Assuming both are SOTA, a smaller model can't produce the same results as a larger model by giving it infinite time. Larger models inherently have more room for training more information into the model.

No amount of test-retry cycle can overcome all of those limits. The smaller models will just go in circles.

I even get the larger hosted models stuck chasing their own tail and going in circles all the time.

3 comments

yorwba 232 days ago

It's true that to train more information into the model you need more trainable parameters, but when people ask for small models, they usually mean models that run at acceptable speeds on their hardware. Techniques like mixture-of-experts allow increasing the number of trainable parameters without requiring more FLOPs, so they're large in one sense but small in another.
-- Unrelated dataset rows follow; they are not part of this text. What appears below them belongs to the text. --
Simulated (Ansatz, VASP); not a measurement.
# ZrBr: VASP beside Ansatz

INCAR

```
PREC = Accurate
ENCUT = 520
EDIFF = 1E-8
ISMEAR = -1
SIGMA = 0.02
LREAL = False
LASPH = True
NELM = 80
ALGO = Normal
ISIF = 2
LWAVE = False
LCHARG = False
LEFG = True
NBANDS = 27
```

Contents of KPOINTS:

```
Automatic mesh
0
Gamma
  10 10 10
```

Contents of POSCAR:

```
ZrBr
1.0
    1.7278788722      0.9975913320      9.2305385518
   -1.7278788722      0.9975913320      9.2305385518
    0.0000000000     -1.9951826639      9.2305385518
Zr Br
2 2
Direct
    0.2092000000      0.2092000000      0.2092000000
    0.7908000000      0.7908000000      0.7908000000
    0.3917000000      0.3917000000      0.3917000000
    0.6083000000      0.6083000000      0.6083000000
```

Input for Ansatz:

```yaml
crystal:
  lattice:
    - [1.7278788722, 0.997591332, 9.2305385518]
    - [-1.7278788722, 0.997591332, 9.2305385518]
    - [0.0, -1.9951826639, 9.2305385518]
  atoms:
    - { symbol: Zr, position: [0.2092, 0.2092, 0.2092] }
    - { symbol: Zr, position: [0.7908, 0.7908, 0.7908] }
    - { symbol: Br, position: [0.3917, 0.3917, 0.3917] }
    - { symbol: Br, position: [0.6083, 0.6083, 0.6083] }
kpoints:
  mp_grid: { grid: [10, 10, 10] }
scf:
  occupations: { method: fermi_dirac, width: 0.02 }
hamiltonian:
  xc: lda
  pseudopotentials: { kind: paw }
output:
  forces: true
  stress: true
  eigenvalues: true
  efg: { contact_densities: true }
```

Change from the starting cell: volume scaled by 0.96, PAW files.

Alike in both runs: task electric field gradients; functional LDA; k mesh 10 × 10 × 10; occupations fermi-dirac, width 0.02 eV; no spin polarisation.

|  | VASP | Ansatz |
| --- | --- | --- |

And you don't necessarily need to train all information into the model, you can also use tool calls to inject it into the context. A small model that can make lots of tool calls and process the resulting large context could obtain the same answer that a larger model would pull directly out of its weights.

link

naasking 231 days ago

> No amount of test-retry cycle can overcome all of those limits. The smaller models will just go in circles.

That's speculative at this point. In the context of agents with external memory, this isn't so clear.

link

woctordho 232 days ago

Almost all training data are on the internet. As long as the small model has enough agentic browsing ability, given it enough time it will retrieve the data from the internet.

link